PRESS STATEMENT — Party Chairman Bradley B. Robert’s in an address last Wednesday night, 10th November 2010, at the BCPOU Hall detailed the reasons why PM Hubert Ingraham and the FNM should not sell 51% of the shares of BTC to LIME (Cable & Wireless).
Prime Minister Hubert Ingraham and the FNM held a Press Conference on Sunday 14th November 2010 at the Nassau Hilton Hotel.
During that Press Conference questions were posed from Reports regarding the sale of BTC.
Price of BTC
When asked about the price of BTC, the Prime Minister’s response was that BTC’S worth as detailed by Professionals and Advisors to the Government was $400 Million.
He then made some scurrilous remarks about unprofessional evaluators and their price.
This Valuation of BTC by professionals of $400 Million implies that 51% of the shares of BTC are worth only $204 Million.

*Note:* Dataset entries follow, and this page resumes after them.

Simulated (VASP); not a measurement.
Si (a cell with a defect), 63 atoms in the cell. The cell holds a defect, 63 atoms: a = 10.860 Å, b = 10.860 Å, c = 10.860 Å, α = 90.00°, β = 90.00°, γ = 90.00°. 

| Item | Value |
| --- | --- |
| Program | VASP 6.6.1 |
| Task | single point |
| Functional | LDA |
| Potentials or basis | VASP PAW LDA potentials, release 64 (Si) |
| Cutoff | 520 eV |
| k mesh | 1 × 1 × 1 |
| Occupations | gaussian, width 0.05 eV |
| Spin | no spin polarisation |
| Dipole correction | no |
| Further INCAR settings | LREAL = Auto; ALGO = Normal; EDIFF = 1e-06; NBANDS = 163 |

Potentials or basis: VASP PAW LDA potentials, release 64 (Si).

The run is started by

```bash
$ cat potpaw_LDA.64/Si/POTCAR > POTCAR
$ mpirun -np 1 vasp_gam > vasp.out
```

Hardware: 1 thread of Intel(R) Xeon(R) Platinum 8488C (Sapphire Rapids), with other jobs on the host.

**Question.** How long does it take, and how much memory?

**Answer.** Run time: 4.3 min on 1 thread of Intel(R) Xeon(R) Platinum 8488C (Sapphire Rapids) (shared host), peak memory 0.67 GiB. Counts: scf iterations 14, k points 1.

The Prime Minister is reminded that the Professionals and Advisors (Deutsche Bank) that he appointed in 1998, in 2003 valued BTC’ 49% shares at $130 Million.
The PLP Government thought that was a fire sale price and subsequently terminated the process until it they could have ensured a better price for the company.
The price that the PLP left on the table in 2007 just four years after 2003, was $260 Million for 49% of BTC. That placed the total value of BTC at $530 Million in 2007.
Hubert Ingrham in the Press Conference yesterday stated that LIME (Cable & Wireless) wishes to downsize BTC by 30%.
Cable & Wireless has stated that they selected Jamaica as their hub because it is their leading market and because Jamaica has readily available a vast pool of talent.
BTC is a Jewel in the Caribbean
Prime Minister Ingrham yesterday stated that BTC was a jewel for the Caribbean.
Selling 51% of the shares of BTC for $204 Million to Cable & Wireless does not support this comment by the Prime Minister.
Bluewaters Ventures Ltd.
Without advancing any proof to support his claims Mr. Ingraham yesterday did a throw back to the 2002 General Elections Campaign in which he suggested that the PLP was “selling BTC to PLPs” and sought to paint a highly respectable company Bluewaters in a negative light.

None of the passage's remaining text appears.